Basheer Tome
UX designers try and offload all their problems to the hardware controller. The industrial designers want a perfect black obelisk and leave the controls to the UX.
Worked on Google Cardboard as a way to rapidly show off the potential for VR. After the success of this, they moved on to making Daydream to solve the key problem of needing to hold cardboard in place. Wanted to make a comfortable to wear device, not that giant black boxes of their competitors. Daydream also comes with a simple controller.
Common mistake when prototyping hardware is to start from scratch with breadboards, etc. Often you can actually get 75% of the way to your goal with some cheap existing device.

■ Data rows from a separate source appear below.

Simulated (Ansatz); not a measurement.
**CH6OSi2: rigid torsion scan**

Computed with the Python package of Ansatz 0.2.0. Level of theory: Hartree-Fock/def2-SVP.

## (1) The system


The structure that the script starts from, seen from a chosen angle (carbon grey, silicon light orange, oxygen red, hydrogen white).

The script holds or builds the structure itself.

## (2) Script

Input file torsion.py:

Split up prototyping into two parts:
- form prototyping
- while working in 3D modelling and then 3D printing prototypes is fast and fun, the experience from virtual to physical often doesn’t translate well
- start analogue and always stay in 3D
- Sculpey for modelling device form
- kitbashing - tearing apart other hardware and smashing the pieces into prototypes
- tear down and organize everything
- combine with Sculpey to make a device form
- then observe how people pick it up, hold it and use it
- you don’t need to 3D print everything - cardboard and foam core and cheap, accessible and fast
- take notes physically on your prototypes
- order a sample kit of snap domes and tape them on to button prototypes to add an actual click feel
- helps people react more accurately to the device and provide more accurate feedback
- add pinewood derby sticky weights to add heft
- interaction prototyping
- don’t underestimate the power of an old phone
- they are full of connectivity and sensors that are more than sufficient for figuring things out
- used vinyl overlays on a phone running an app to simulate the button interactions
- don’t underestimate the power of an old phone
Very late in the game they eventually hooked an Arduino to the controller prototype to feel it working. Then a custom board and then very near the end they combine everything into a form complete prototype.
“Keep your unknowns to a minimum”
For rapidly prototyping fine details, it can be worth getting parts machined (plastic or aluminum). This enables you to test out things that are sensitive to touch - ie. can your finger feel a detail on a button to help identify the button. Sometimes only a few millimetres can make all the difference.